Tuesday, 28 April 2009

A Weekend That Wasn't Meant To Be

Sometimes, I get the feeling that climbing involves more than just fighting gravity. Since the Great Meatball Disaster of last year, I've been pretty successful in rock-hugging at weekends. With spring trying its best and the call of a trad multipitch route (very rare in this part of France to find accessible rock without metal bolts drilled into it), I was happy. Perhaps too happy...

Baptiste had called me on Thursday evening. The proposal: climb all day Friday, spend the night with his friend in a mountain refuge for which he had the keys, climb all day Saturday. Yippee! With the sort of enthusiasm that only comes after excessive sugar consumption, I lept on an early train to Annecy.
At that point it all started to go wrong...
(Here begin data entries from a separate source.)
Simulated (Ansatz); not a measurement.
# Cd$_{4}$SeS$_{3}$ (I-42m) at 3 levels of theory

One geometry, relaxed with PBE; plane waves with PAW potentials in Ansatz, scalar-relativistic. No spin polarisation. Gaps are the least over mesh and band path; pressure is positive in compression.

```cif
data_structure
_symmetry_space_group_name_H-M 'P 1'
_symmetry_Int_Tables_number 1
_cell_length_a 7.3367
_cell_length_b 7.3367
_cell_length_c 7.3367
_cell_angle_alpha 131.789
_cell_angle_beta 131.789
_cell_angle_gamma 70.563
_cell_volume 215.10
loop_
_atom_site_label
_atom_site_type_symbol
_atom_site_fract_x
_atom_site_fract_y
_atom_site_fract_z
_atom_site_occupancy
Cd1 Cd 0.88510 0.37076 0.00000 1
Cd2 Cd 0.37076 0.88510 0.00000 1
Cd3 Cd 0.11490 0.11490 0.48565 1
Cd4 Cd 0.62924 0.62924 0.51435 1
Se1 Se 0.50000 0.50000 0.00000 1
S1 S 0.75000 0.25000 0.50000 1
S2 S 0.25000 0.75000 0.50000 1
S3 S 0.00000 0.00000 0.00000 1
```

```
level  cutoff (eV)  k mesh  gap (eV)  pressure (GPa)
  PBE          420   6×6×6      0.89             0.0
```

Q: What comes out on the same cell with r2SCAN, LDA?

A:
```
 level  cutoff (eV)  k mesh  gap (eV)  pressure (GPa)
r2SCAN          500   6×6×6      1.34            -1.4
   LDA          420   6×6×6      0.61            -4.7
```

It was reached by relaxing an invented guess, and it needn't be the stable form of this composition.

I meet Baptiste. Hmm, the rock's still wet, let's wait.
3 hours later: Hmm, looks like rain. Sod it, let's go anyway.
1 patisserie stop later: Ah, so there's still snow up here. Really wish I'd brought waterproof shoes.

We drop off Baptiste's friend to go walking in the middle of a snow field (in Converses) and drive back to the crag.
MERDE! What? Ah, putain! What?! I've forgotten something really important.
My mind races: shoes? he'll just have to climb in trainers; harness? we can improvise one; chocolate? well, I suppose I could share mine.
'What have you forgotten?'
The ropes.
Ah. Yes, that's probably a bit of an issue.

A fruitless visit to the parents of a nearby long-lost friend (oxymoron?) and a more successful return to Baptiste's house later and we're back at the bottom of the cliff. It's raining. We bodge a slippery path over barbed wire fences, through spiky bushes and between trees. We cross two rivers only to find another, even less welcoming torrent of wetness. Simply impassible, as Lewis Carroll would say. Somehow, despite never being further than 100m from the start of the route, we had got sucked into a Gorge of Doom. Steep-sided rock that crumbled if we so much as fluttered an eyelash at it on one side, and an increasingly violent torrent of water on the other side, coming from the rather inconveniently placed, enormous waterfall in front of us.

A very panicky, slippery slab descent (me) and raping by pointy rock (Baptiste) later and we were sat in the car in a torrential downpour, nervously hoping Baptiste's friend hadn't panicked upon returning to the meeting point earlier to find the car distinctly absent. Refuge plans were called off as nobody fancied several kilometres of knee-deep snow with trainers on. Barbecue plans were deemed too ambitious and we settled for a kebab and a DVD.
Plans were made for an assault on a multipitch sport classic on Saturday.

The conversation the following day went something like this:

Baptiste! Wake up! We're leaving in 10 minutes...[faff]...Okay, we're about an hour and a half behind planned time; shall we do something more accessible before the rain comes?
Naaah...it'll be fine.
I don't really want to walk an hour and a half just to be rained on.
Pas de soucis; we'll just walk very quickly.
Uphill? With big rucksacks?!
Oh, stop moaning, you soft Brit!
What about that nice cliff there?
Ah oui, that's nice: a 10-minute approach and some good routes. Should be in the sun as well.
Sounds great!
Nah, I've driven past it now.

Over an hour of slipping around on mud, cowpats, scree and snow (still no waterproof shoes) later, and we arrive at the bottom of the cliff. Baptiste was right; it does look like an amazing line: up the arete of a pillar, abseil down the back, then up a clean slab to the top.

Baptiste touches the rock. It starts to hail. A lot.
Hail turns to sleet to snow to rain on the first three pitches. The climbing is fantastic, but the limestone lives up to its slimestone nickname in the wet and we take it in turns to be freezing. Baptiste leads a stunning and exposed pitch involving swinging round the pillar, and I gibber my way up an easy scramble where the bolts are far too far apart for my liking.
We retreat after the pillar, just as the sun comes out. And stays stubbornly out for most of our descent back to the car.

Bad decisions? Maybe. But I reckon some weekends are just not meant to be...


Lessons learnt
This time it's a pronunciation lesson learnt by Baptiste. I can't remember what we were talking about, but he suddenly came out with the line 'You know, when someone shits on his girlfriend'. Er, no...is this some weird French thing? If so, I don't want to know about it! He tries to explain. 'Like when you shit on your exam paper at school'. Not improving the situation here, Baptiste...

Some (thankfully less graphic than expected) gesturing later, and I'm more than a little relieved to be able to correct his pronunciation: 'cheeeeating', not 'shitting'!